But with that in mind, here's two new films from him, and they run the gamut of what he does, or can do, as a filmmaker in love with sentimentality and thrilling spectacle. He is beholden to no one except himself. Luckily, a lot of the audience shares his tastes. Usually. Oh, and btw, spoilers I think....
But first up, his 'Christmas' movie:
Albert (puppy-dog faced/eyed Jeremy Irvine) didn't know he wanted a horse when his drunken father brought one home after winning an auction kind of on a dare (or rather to dig into the mustache twirling Lyons, land owner and if you didn't guess by the mustache-twirling a villain played by David Thewlis). But lo and behold, he's a horse of some wonderment - if only to himself then perhaps that should (or could) be enough. The horse, 'Joey', has more heart than body power and is able to make the farm ready for crops and surprises everybody (yes, the whole town seems to come at once to see the boy and horse trying to farm, more on that in a moment). But ::shock:: he's sent off to war since, well, it's the first world war, and the drunken father needs the money to pay the bills.
So begins what we're led to believe will be an epic of the heart - will Albert and Joey be reuninted? How much one cares will ultimately depend on how much connection is made. I tried to get into it, but there are two things keeping me at bay: 1) this just isn't a story that is for "me" in the sense that I'm not very big on horses to start with, and 2) there's nothing, deep down, that feels at stake here. This isn't the war drama of Saving Private Ryan where there's some heavy existential heft to the proceedings about who is saved or who dies and what goes into fighting. What is at the story, whether originally there in the book or play or via Spielberg's touch who knows, is the same thrust as in Snoopy, Come Home! (will the dog come home to its downtrodden owner - and by the way Charlie Brown and Snoopy were far more able to be on their own than this guy and his horse). Oh, and John Ford. Lots and lots of John Ford.
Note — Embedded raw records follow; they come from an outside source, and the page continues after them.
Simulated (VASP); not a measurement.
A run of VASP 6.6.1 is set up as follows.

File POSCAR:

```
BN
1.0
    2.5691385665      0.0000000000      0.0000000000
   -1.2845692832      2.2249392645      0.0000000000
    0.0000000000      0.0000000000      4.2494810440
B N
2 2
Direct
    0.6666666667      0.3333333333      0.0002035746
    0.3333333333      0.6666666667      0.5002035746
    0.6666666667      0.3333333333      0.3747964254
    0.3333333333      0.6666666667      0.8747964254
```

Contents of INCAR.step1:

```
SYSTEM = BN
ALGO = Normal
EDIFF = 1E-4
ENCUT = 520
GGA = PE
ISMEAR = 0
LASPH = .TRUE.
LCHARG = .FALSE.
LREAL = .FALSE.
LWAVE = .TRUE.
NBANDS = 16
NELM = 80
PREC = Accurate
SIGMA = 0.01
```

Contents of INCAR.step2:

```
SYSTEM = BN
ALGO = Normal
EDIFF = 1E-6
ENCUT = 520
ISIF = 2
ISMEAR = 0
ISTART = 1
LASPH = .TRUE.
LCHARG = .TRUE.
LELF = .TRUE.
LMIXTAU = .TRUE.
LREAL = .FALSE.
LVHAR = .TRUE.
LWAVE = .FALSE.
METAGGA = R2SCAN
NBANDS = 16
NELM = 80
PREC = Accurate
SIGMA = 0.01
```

This last part wouldn't bug me so much if it weren't Spielberg aping Ford's style when he doesn't need to - Spielberg, by now at the age he can get social security, has his own style and way to communicate emotional truth. When the townspeople rush to see Albert and Joey working the farm, I knew it was a kind of nod (or likely so) to The Quiet Man and how those Irish just love to run to see something going on. Many in the audience may not notice that, but even so it gets cheesy and fudges up what emotional resonance could (or is?) there. Only at the very end, oddly enough, when Spielberg just goes all out with the Ford homage, color tinting included as a family is reunited, does it feel just about right since it goes so far and embraces Ford instead of dancing with his style (I didn't get choked up, but I knew if I had connected more with the material then it might have made a bigger impact than technical appreciation).
I wish I could just say it's 'not for me' and go on with my day. Yet the film does have it's moments; nay, it has some damn impressive Spielberg-doing-his-best-spectacle stuff, mostly when he does stage the world war one sequences. Unlike 'Ryan' this time one can tell Spielberg planned and shot everything meticulously instead of on-the-fly, and there is grace, grandness, some grandiosity, and superb craft via Janusz Kaminski (DP) and especially with those scenes in the trenches (I mean, Spielberg doing Paths of Glory and/or All Quiet on the Western Front - hell yeah).
But then these sequences are sandwiched in with this horse Joey, who is made to look like something special... and he's not, past maybe having some strange determination to him that might be different than, say, one of the weak horses in the stable for soldiering. And Joey's real big emotional scene, where he gets caught in wire while running through a war zone, is a set-up for a scene that walks a line between being really stupid and intelligent (with an English and German soldier come together to save the horse, I guess, since it's a poor wittle horsie caught in the wire!) I don't mean to say there isn't heart here. Matter of fact, there's a surfeit of it, where Spielberg is not just wearing it on his sleeves, he's got it tattooed coming down the sleeves on both arms.
It also doesn't help that just as when we're starting to get to know the family depicted early on with Peter Mullen and Emily Watson (the latter gets some decent 'tough Irish Mother' scenes) that it cuts away to the war and with the exception of one scene we never see them again till near the very end. Hell, even with Albert he only gets so much time near the second half to show his time in war/peril in the trenches, and so most of the story is from the point of view of the horse... I think. It's really about the horse's adventures, in some part with a grandfather and his granddaughter (maybe there could be a connection there, but that too is all too brief... until the insanely contrived climax to the film, that has a twist with this character that gave me a headache).
Again, if you love horses, or are a little kid and maybe just love little moments like the goose on the farm who keeps coming into a room and making things awkward, this may be for you. At the same time, Spielberg's done sappy bonds between people and animals better (and what is E.T. but a boy-and-his-dog story mixed with Close Encounters?), and there are times he just gets lazy with the emotional mechanics of scenes. There's a momentous (or would-be) scene late in the film that should be heart-warming, as friends meet again surrounded by many soldiers who look on as if nothing else is happening. I just didn't buy it completely, and if you can't do that then film doesn't work overall. Are there parts that soar? Surely. But it also exemplifies a lot of what Spielberg's harshest critics point out as his weak spots. It makes me want to revisit past films of his - i.e. Empire of the Sun - and see if I was being too harsh at the time (much of what I said about that film I said about this... in retrospect, it's probably much more satisfying as character/artistic merit goes).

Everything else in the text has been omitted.